THE BRITISH home secretary Jacqui Smith has insisted that the British government has not struck a deal with the DUP to ensure that its nine MPs will vote for the Bill to extend the period terrorism suspects can be detained without charge from 28 to 42 days.
Ms Smith said "absolutely not" when asked yesterday had the British government pledged £200 million in extra funding to the Northern Executive in exchange for the DUP votes on Wednesday.
Such is the internal British Labour opposition to the Bill that the vote could be lost without the support of the DUP.
However, SDLP leader Mark Durkan said the British government had told him a deal with the DUP was not ruled out. He said his party's three MPs would oppose the 42-day detention and also the plans to hold some inquests in secret. He suspected the British government was intent on introducing a form of internment.
"It is clear that the government wants to salami slice our civil liberties. First they wanted detention for seven days, then 14, now 42. And it won't stop there. One of the most senior police officers in Britain has called for people to be detained without charge 'for as long as it takes'. That's internment by any other name," he said.
"Instead of inching towards internment, the British government should be reforming the law so that those who are involved in terrorist atrocities are charged and tried. It stands justice on its head to lock people up for weeks without charge - and flies in the face of human rights," he added.

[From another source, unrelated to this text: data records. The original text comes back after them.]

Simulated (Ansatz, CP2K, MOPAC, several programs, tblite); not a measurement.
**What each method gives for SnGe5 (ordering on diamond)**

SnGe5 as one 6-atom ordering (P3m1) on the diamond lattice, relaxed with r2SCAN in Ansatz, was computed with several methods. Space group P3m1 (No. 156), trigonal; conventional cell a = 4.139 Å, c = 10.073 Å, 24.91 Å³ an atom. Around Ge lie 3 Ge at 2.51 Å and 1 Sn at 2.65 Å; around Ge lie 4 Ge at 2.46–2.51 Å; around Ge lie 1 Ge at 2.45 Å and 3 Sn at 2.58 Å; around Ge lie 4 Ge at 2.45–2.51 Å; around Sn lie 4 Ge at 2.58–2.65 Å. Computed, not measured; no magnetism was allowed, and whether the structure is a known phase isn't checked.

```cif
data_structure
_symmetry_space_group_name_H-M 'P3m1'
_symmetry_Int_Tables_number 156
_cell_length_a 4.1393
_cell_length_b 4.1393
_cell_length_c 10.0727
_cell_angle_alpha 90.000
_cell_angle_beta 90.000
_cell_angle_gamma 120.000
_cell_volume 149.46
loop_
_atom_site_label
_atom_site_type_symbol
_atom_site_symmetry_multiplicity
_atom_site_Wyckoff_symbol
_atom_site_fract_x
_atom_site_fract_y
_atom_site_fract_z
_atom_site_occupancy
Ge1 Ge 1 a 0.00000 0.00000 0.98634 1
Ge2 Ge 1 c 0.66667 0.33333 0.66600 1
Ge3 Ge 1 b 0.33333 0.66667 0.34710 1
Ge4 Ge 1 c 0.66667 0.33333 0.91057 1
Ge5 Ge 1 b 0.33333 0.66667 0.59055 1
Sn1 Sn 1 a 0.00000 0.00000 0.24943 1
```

Mr Durkan said the SDLP has also put down amendments opposing plans for secret inquests.
"In a throwback to the old Stormont regime's Special Powers Act, these proposals mean that a secretary of state can sack a jury at an inquest at any time for almost any reason. So families who suffered secret state murders now face secret inquests into them. This only adds further insult to the very deep injury that these families have already suffered."